There has been a growing trend in enterprise to move all IT into the cloud. Many executives have been drinking this cool aid as the best way to solve their agility issues. Gartner surveys have shown that 66% of IT shops move to the Cloud for agility. (Only 5% for cost – trust me unless your business has really huge bursts it’s not cheaper) When I examine this choice with customers the details start to create challenges. A good friend always used to say the devil is in the details…
Applications rule the world
Destination is determined by the application. I like to divide the application stacks into three tiers:
- Cloud Native or SaaS – These are services born in the cloud and specific to the cloud – examples would be Lambda(cloud native) or Office365 (SaaS)
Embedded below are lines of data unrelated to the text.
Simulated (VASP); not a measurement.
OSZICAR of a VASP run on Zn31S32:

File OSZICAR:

- Micro-services – Containers or applications with each function broken into atomic units using API to orchestrate outcomes
- 3-tier architecture – traditional web, app, database architecture and COT’s applications
While some newer organizations may only have Micro-services or Cloud Native applications the lion share of enterprise customers have a mixture of all three including a health portion of vendor provided COTS applications. As you examine these applications you discovery that public cloud may not be supported. Replatforming COT’s applications is the role of the provider not the consumer. When you approach traditional architecture and COTS applications the only agility that the public cloud can provide is very fast IaaS (Infrastructure orchestration). Many IT leaders today are considering replatforming all applications using a mixure of SaaS for COTS and moving to micro-services. It’s critical to realize that the replatform efforts may be seen as no value to the business as whole without a compelling business case.
Application limits
Some of the most common limits to public cloud adoption from the application are:
- Regulatory Compliance
- Data gravity/Latency – your data exists outside the public cloud and communication introduces latency
- COT’s or lack of support for public cloud
- Performance requirements
Public Cloud considerations
When moving to a public cloud you should consider:
- Application refactoring and dependency mapping
- Exit strategy
- Cost
- Performance control in multi-tenant world
- Configuration flexibility limits
- Disparate networking and security
- Disparate management tools
What is cloud first
Given that the drive to cloud adoption is driven for the need to be more agile than one can determine that cloud first is really a deep posture of automation across architectures. It is essentially the automation in public cloud that make it agile.
What makes a public cloud agile?
The key element of public clouds agility is the fact that it is software defined instead of hardware defined. Many enterprises have adopted compute software definition in the form of virtualization while continuing to define storage and networking in hardware. Agility cannot be achieved when it is waiting on people to rack and stack elements. Hardware economy’s of scale are possible but within the reach of most enterprise environments. So the first rule of public cloud is hardware abstraction into software. The second rule is software defined abstraction in the form of a customer consumption layer. These two layers provide the critical agility and speed.
As you can see from the picture the ultimate end of public cloud is to provide an increasing number of services via the UI and API to be consumed. Most enterprise shops continue to be defined in hardware with compute virtualization. They are working very hard to layer a consumption layer in the form of ITSM’s in front of their IT but find it hard to provide agility because of their lack of adoption of a software defined datacenter. One cannot simply skip require components to the puzzle and expect the same results.
Wait what does this have to do with modernizing the datacenter?
Simple let us assume you cannot move everything to the cloud due to constraints (let’s be honest because of compliance and data gravity). Then whatever lives in your private datacenter will have to use your private cloud -> is it software defined? Does it provide your required agility? While your footprint of private datacenter may reduce over time you still need a private cloud that provide agility. It’s likely that the elements staying in your private datacenter generate the most income for your company.